I got up yesterday and got dressed and went outside and it was warm. By which I mean that it was not cold. I walked to brunch (what sort of brunch joint doesn't sell pancakes on Pancake Day? What sort of brunch joint doesn't sell pancakes
at all?) through streets running with water, although there neither was nor had been any rain. Very odd. Shopowners were out poking their canvas awnings with sticks to dislodge the melted snow before it dripped on potential custom. Passers-by were dodging the puddles. The drains ran and the mountains of snow piled up along the edges of every road and pavement shrank and thinned, and the sun was shining, and it felt like spring.
It put me in in mind of
Horace Ode 4.7, which begins
"Diffugere niues", " The snows have scattered" and which
A.E.Housman famously considered "the most beautiful poem in ancient literature". It is rather lovely, but not, I think, as lovely as Odes 1.4. I am conscious of the danger of this blog becoming tediously rebarbative to non-classicists, but on the truly astonishing upliftingness of spring, Horace has it nailed.
Besides which, thinking about this poem is an accurate reflection of What I Have Been Up To, since I have just spent the last five hours making a translation of it. Just for fun. I am not putting it up here, however, since making other people read your poetry is like making them smell your socks. If anyone is interested I'll send it to them.

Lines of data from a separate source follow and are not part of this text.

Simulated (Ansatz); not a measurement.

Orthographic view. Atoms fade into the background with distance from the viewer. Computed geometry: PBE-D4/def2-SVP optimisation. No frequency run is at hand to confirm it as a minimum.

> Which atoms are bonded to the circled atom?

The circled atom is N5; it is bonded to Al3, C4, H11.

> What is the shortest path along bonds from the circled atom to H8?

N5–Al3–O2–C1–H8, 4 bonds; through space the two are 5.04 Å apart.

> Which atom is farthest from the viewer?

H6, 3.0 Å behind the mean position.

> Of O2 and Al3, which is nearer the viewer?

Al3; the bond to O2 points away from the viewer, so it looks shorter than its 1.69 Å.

Soluitur acris hiems grata uice ueris et Fauoni
trahuntque siccas machinae carinas,
ac neque iam stabulis gaudet pecus aut arator igni
nec prata canis albicant pruinis.
Iam Cytherea choros ducit Venus imminente luna
iunctaeque Nymphis Gratiae decentes
alterno terram quatiunt pede, dum grauis Cyclopum
Volcanus ardens uisit officinas.
Nunc decet aut uiridi nitidum caput impedire myrto
aut flore, terrae quem ferunt solutae;
nunc et in umbrosis Fauno decet immolare lucis,
seu poscat agna siue malit haedo.
Pallida Mors aequo pulsat pede pauperum tabernas
regumque turris. O beate Sesti,
uitae summa breuis spem nos uetat inchoare longam.
Iam te premet nox fabulaeque Manes
et domus exilis Plutonia, quo simul mearis,
nec regna uini sortiere talis
nec tenerum Lycidan mirabere, quo calet iuuentus
nunc omnis et mox uirgines tepebunt.